Cost/Benefit Analysis of Bitcoin

Building a bridge is costly: It takes labor and machinery and raw materials that have alternative uses. Does it follow that building it is a waste? No. Waste occurs when the cost incurred exceeds the benefit attained. Cost greater than zero does not imply cost greater than benefit. Does it follow that the bridge is worth building? No again. A bridge to nowhere might be built even though it is wasteful, if the few beneficiaries don’t bear the costs themselves. To know whether a particular bridge is worth building we need to compare benefit to cost.

To count benefits and costs, we observe market prices and transaction quantities. None of us has access to a god-like perspective. Consequently, for normal private goods where costs and benefits fall on producers and consumers, economists normally defer to the judgments of the market participants who actually bear the costs about whether the benefits of an activity exceed its costs. Buyers presumably value a good more than the price they pay, or they wouldn’t buy, and producers incur average costs that are less than that price, or they would exit the industry. In the case of Bitcoin, the electricity bills for proof of work are ultimately paid by Bitcoin users, just as costs of production for bread and milk are borne by buyers of bread and milk. Bitcoin users pay directly when they pay blockchain fees, and indirectly when new Bitcoin is awarded to miners, enlarging the stock of Bitcoin and diluting the purchasing power per unit compared to what it would have been with a constant stock.

These are the opening paragraphs of Lawrence H. White, “How to Think Straight about Bitcoin’s Social Costs and Benefits,” Alt-M, March 1, 2022.

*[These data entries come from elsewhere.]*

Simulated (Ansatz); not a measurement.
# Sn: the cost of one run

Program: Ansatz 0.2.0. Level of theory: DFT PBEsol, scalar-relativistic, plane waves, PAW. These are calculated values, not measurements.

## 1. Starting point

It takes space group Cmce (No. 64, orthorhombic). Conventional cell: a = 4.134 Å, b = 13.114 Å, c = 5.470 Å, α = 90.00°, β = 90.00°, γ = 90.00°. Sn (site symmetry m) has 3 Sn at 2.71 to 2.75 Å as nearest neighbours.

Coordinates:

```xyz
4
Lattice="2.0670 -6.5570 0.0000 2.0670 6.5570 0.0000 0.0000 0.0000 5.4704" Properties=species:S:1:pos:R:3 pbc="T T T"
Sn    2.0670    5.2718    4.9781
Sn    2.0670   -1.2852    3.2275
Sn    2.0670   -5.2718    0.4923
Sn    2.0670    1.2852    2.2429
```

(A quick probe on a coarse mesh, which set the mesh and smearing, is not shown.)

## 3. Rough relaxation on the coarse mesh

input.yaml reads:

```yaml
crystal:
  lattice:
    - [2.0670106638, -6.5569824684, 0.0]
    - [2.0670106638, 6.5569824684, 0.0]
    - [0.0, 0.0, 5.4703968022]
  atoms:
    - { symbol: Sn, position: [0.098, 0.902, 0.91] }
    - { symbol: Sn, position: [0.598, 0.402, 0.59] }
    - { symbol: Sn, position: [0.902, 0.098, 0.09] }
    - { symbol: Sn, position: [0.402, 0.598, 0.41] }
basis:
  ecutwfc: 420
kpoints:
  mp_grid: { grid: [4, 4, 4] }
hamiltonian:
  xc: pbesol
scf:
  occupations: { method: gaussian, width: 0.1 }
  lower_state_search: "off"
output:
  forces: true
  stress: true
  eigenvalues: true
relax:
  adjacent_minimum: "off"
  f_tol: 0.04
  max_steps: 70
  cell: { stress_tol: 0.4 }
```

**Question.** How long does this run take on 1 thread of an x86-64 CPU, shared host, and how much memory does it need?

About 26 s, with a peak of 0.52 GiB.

Larry does a beautiful job of applying basic tools of Cost/Benefit Analysis to Bitcoin. Almost everything we talk about in teaching Cost/Benefit Analysis is present in his succinct post: the role of market prices, the importance of benefits exceeding costs, irrelevant externalities (pecuniary externalities) versus relevant externalities, and deferring to consumers of goods rather than to government agencies.

I recommend this article as a reading on any syllabus that does Cost/Benefit Analysis because it’s such a beautiful application of the basic tools.